Andrew Norton | The Australian Financial Review | 10 March 2008

The finance industry has long had its eye on student debt, which reached $14.5 billion last year. They wanted to buy this asset from the government, and receive future student repayments of HECS (now HELP) debts. The government could use the money it received to pay off its own debts or for other purposes. The student debt’s new owners would also take the risk of lower-than-expected repayments.

Universities Australia’s proposal last week to “securitise” the HELP debt is quite different. The government would keep the debt and its associated risks. The idea is that they would use the HELP repayment revenue stream to finance interest payments on bonds sold in the capital markets. The money raised through selling the bonds would be put into a HECS Fund. Investment returns on the fund would be spent on universities.

Clearly this is a worse deal for government than the finance industry version of HECS securitisation. Their $1 billion (and increasing) a year in student HELP repayments is currently discretionary revenue. Under the Universities Australia plan, it would be locked into bond interest payments instead. In its financial consequences for government, this scheme is no different to simply re-directing HELP repayments to universities.

For the higher education sector, only two real differences exist between this Universities Australia request for more money and their routine requests for the same.

The first is that HECS Fund investment returns would be guaranteed to go to universities, while government spending depends on the Budget. The second is the suggestion that the federal government use the relatively low interest it pays on its bond issues to finance investments with higher returns. Universities Australia wants to extract added value from government subsidies by playing the stock market with borrowed money. As some prominent business people are now finding out, this isn’t always a good idea.
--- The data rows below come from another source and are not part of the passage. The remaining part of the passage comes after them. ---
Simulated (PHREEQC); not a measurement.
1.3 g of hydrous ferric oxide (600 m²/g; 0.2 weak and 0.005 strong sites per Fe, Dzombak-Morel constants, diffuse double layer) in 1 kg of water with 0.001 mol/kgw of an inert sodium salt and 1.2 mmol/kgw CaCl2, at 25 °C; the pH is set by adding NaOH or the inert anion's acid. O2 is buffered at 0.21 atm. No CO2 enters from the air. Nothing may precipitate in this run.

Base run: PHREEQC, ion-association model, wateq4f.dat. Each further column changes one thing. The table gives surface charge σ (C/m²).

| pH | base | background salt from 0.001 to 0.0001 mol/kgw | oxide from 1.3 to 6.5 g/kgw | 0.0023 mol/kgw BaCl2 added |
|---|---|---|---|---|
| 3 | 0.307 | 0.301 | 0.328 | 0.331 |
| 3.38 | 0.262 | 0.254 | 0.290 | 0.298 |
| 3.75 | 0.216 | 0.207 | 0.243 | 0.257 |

A proposal for the government to commit itself to significant future spending will, I expect, quickly find its way to the Finance Department and Treasury rejected Budget bids file. But in case it doesn’t, universities themselves should kill this idea.

The HECS Fund wouldn’t eliminate financial risk for universities. Investment returns go up and down more dramatically than government funding, which even if inadequate is at least reasonably predictable.

Universities also need to consider the regulatory risk. A key structural weakness in the higher education sector is tuition price control for Commonwealth-supported students. In the United States, most public universities have the option of increasing student fees. This has helped them avoid many of the problems facing Australian higher education.

Recognising the need for change, last year the Group of Eight called for partial deregulation of the maximum student contribution amounts. And all universities have increased full-fee paying student enrolments to cover financial shortfalls.

Under Universities Australia’s proposal governments are unlikely to agree to further deregulation, and may wind back the deregulation that has already occurred. Otherwise, universities will in effect be able to set their own subsidies. If HELP repayments are turned into money for universities, higher course prices now means higher government subsidies, via the HECS Fund, later on.

The federal government closely scrutinises fee increase claims by the private health funds, for which the government ends up paying 30% of the cost. If they have to pay 80% of the cost of student fee increases—that’s how much of the student contribution amount charged is turned into loans—they will be extra vigilant about fee levels.

Universities Australia’s plan could also trigger re-regulation of the domestic postgraduate coursework full-fee market, where universities currently have complete freedom to set student numbers and prices. Though the Universities Australia position paper only talks about HECS, the HECS-HELP and FEE-HELP debts are one HELP debt for repayment purposes. The government may control postgraduate coursework enrolment and fee levels to prevent universities generating more subsidies for themselves. Of it might reduce the maximum FEE-HELP loan.

Universities Australia hasn’t thought this idea through carefully enough. Behind the financial market gimmickry, their position paper is an old-fashioned request for taxpayers’ cash. Nothing in the paper supports the idea that the HELP repayment stream is the correct additional amount of funding for universities. The financial needs of universities aren’t driven by the taxable incomes of graduates. Guaranteeing universities all income tax revenue from certain postcodes would serve just as well as a semi-random number with no clear rationale.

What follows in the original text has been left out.